Astrid Feringa had a video essay installation at the IDFA DocLab where she was critiquing how the British Institute of Digital Archaeology was using photogrammetry to reconstruct a piece of destroyed architecture. What are the ethics around recreating destroyed pieces of cultural heritage? Who has the license or right to recreate architecture and create new narratives around it? What are the power dynamics of this process? Who benefits? Whose stories may be overwritten when this happens? This is a sample of some of the insightful and important questions that Feringa was asking in her video installation What they destroy, we will build again.

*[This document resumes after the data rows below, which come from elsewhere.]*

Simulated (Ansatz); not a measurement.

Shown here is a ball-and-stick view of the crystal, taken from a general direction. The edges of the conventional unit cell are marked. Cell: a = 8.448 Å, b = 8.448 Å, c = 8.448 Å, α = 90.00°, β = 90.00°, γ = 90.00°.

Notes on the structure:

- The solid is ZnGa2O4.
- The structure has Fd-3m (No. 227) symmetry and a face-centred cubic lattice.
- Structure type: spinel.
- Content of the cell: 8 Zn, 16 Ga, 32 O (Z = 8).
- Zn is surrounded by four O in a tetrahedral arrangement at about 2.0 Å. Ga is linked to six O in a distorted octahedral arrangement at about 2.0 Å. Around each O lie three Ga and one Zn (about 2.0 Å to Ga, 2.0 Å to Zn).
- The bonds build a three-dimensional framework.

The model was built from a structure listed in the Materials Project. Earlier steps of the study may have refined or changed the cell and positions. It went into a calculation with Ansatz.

This project was catalyzed with Feringa attended a public unveiling of the Palmyra’s Arch of Triumph, which was a 2/3 scale model of the original arch that was destroyed by ISIS militants in Syria as an act of iconoclasm. The British Institute of Digital Archaeology gathered a lot of old photographs, and then created a 3D model of the arch, which was then etched into Egyptian marble. When Ferigna saw the arch paraded by Western leaders like Boris Johnson, then she started to look at the structural power dynamics at play and started to question whether the recreation itself was another destructive act of iconoclasm that was superseding the original narratives of the original arch that was destroyed. In this new age of volumetric reconstruction of architecture, then there are sorts of new ethical boundaries that need to be navigated, and Feringa is pointing out some of the potential blindspots of this type of cultural heritage when it may be just another form of cultural colonialism.

The actual video essay was split between two vertical screens, which functionally served to recreate the two columns of an arch. The soggy wet carpet and white blanket evoke the surreal nature of a public unveiling of the arch in what appear to be performative rituals of power. The immersive installation of the piece helps to amplify the weird juxtaposition of manufactured ancient architecture with soggy mass-produced industrial carpets that Feringa experienced when attending a ceremony after it had just rained.

Feringa’s background is in graphic design and design research, but she also attended a new Non-Linear Narrative program at the Royal Academy of Art at The Hague. She said that it was a program focused on developing critical theories around immersive, interactive, and
non-linear media. It’s through this program that she produced a short-film with Jean Baptiste Castel called This is Not the Amazon. This piece was shown during the Artificial Futures Symposium event at the IDFA DocLab, and it also cultivates an awareness of our relationship to the digital representations in our lives by deconstructing a virtual scene of nature.

I’m really glad that I’m starting to see critical theorists like Feringa engaging in analysis of what’s happening with interactive narratives and spatial computing. There’s still a lot of blindspots for creators as they pioneer applications and experiences that are blurring the contextual lines in ways that will continue to have all sorts of unintended consequences. I tried to map out some of these moral dilemmas at 60-minute main stage talk at AWE 2019, and then a distilled down 30-minute XR Ethics Manifesto. The issues that Feringa was bringing up in her video essay were novel issues that I hadn’t thought of before, and so there’s like many more new situations like these that need to have more interrogation as that weigh the desired intentions of preserving cultural heritage against the media spectacle and social reputational benefits and political capital that’s gained from the existing power dynamics.

I’m a strong believer in the power of dialect, and that immersive creators and immersive critiques need to work together in order to both produce better work as well as to discover the types of ethical blindspots that Ferginga is pointing out. This dynamic of the dialectic reminds of a clip of philosopher Agnes Callard that I watched before traveling to Amsterdam. Callard makes the argument in her book The Agency of Becoming that it’s impossible to both believe truths and avoid believing falsehoods because these are actually incompatiable to being done at the same time. But in order to generate knowledge, then you actually do you need to believe true things and avoid believing falsehoods.

Callard says that the genius of the Socratic method is that it allows for competing perspectives to collaborate with each other in the pursuit of the truth. Socrates realized is that you can achieve knowledge if there are two people who each take on the responsibility of one of the perspectives of arguing for the belief of truths while the other argues to avoid believing falsehoods. It’s an adversarial division of labor that needs both sides to be operating well in order to produce knowledge. It’s in that same spirit of the dialectic that we need pioneering immersive creators who are willing to to build a range of experiences, but also immersive critics like Ferginga who are deconstructing the underlying assumptions, biases, and power dynamics in order for the community of immersive creators to become more aware of these types of ethical blindspots.